By David Little
Whenever communicating through the medium of digital signage, it is important to realize today’s viewers will not care about a message simply because it is digital in nature. The ‘cool’ factor of digital signage has long since worn off. There needs to be a better reason for them to be engaged.
Fortunately, digital signage has proven to be a strong platform for breaking out of old routines by experimenting with content. By having a bit of fun and jolting the audience with unexpected surprises, it can engage viewers well beyond a casual glance.
With the capability to change messages on the fly, based on scheduling, data or ‘environmental’ triggers, digital signage represents a new way to think about communications. Network managers are empowered to address the specific ways customers and employees think and behave in retail, transit and corporate facilities, to name a few. Digital signage is neither print nor TV and, as such, it requires a different approach.
Why content is important
With so much discussion of digital signage technologies, it is easy to overlook what the medium is all about in terms of getting actual results. Communications managers seek to add value to their businesses and, in the end, content is what delivers their strategy. And one of the most significant advantages of digital signage over other media is the ability to deliver on multiple strategies by changing content in opportune ways.
The ‘holy grail’ of digital signage has always been to deliver the right message at the right time to the right audience—i.e. relevance. Content can be designed to attract, engage and direct the attention of people at a point of decision, such as when they walk into a store.
The value of this goal has been well-established. According to a recent survey of quick-service restaurants (QSRs), for example, 30.8 per cent reported recouping their investment in digital menu boards (see page 40) within seven to 12 months, with an average five per cent sales lift for promoted food items and 20 per cent for beverages.
In a corporate setting, on the other hand, digital signage might be deployed in a lobby to welcome visitors as they arrive. In this context, the purpose is simply to build goodwill, but digital signage can also contribute to the ambience of interior décor.
In times of emergency, digital signage is particularly effective for sharing alerts sourced from third-party systems, such as the local police force. On-screen content can be co-ordinated with text alerts to provide up-to-the-second information to the public.
Similarly, in an industrial production plant, digital signage is well-suited for conveying safety information to large numbers of employees while they are actively working. Such communications can be vital in helping to maintain a safe and efficient facility.
Digital signage is in fact a significant opportunity for corporate communications, given 40 per cent of workers either do not have access to e-mail during the workday or do not read it in a timely fashion. Managers often rely on bulletin boards to get messages across, but the human brain is programmed to detect motion, so a more effective strategy is to place digital signs where employees take breaks, socialize and/or eat, using dynamic content to provide updates, reminders and any other messages of importance on any given day. Employee morale can also be improved by displaying contests, birthdays, other special events or the ‘employee of the month.’

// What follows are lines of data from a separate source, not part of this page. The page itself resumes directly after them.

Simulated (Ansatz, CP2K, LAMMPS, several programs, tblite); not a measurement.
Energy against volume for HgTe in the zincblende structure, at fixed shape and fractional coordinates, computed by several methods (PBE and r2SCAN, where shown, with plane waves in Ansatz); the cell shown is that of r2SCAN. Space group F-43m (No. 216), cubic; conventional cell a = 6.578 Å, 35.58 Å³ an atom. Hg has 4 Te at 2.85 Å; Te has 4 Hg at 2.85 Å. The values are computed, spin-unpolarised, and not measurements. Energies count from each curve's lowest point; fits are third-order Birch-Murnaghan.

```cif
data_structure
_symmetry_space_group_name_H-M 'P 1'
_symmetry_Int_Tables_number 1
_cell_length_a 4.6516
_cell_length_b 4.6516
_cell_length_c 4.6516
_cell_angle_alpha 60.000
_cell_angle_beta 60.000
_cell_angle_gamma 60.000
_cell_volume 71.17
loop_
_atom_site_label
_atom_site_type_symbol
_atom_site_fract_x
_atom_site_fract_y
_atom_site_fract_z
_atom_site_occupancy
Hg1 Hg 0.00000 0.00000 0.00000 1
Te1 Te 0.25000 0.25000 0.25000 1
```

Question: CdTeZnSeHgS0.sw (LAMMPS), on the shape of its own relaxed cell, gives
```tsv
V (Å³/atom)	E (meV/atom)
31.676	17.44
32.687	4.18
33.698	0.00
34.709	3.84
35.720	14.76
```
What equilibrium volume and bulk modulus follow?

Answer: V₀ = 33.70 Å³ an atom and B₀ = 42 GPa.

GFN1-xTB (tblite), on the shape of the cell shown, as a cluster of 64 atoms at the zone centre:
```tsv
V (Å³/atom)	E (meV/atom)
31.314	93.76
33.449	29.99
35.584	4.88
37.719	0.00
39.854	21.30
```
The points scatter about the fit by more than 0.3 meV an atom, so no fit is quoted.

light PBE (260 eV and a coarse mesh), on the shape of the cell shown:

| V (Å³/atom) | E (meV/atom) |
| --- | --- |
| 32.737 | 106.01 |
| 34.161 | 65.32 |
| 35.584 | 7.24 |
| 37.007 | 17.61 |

Another purpose of corporate digital signage is to reduce the costs of training employees by scheduling and distributing educational videos across a network of screens. The medium has proven helpful in keeping staff informed of current corporate policies.
Making it stick
The term ‘sticky,’ as popularized on the Internet, refers to non-ad content that has the purpose of making users return to a site and will hold their attention for longer than just a glance. In digital signage, examples include news headlines, weather forecasts and contests.
Sticky content is important because ads—and some other types of digital signage content—are not engaging in themselves without the proper context. The idea is to piggyback one type of content onto another to yield greater overall value. People want to be informed and entertained, so digital signage should embrace the kind of mix that makes a media channel popular.
TV, by way of example, is good at informing and entertaining while also advertising. Simply recreating a TV channel on a public screen, however, will not automatically attract an audience. Rather, digital signage needs to cut through the ‘noise’ and deliver powerful messages that otherwise might be ignored.
Many of today’s professional media syndicators make it easy to incorporate sticky content through live streaming. Some even develop custom playlists with a mix of content that is specifically relevant to a given digital signage network’s audience.
While syndicated content is highly desirable for the above reasons, however, it is important to beware of overusing it for fear of squandering the network’s core communications strategy. If too much sticky content is displayed, the core messaging can become diluted.
Instead, the mix should also incorporate fresh content focusing on the organization’s core communications efforts. The right balance of information sources will depend on the type of business, but once established, it will keep viewers coming back.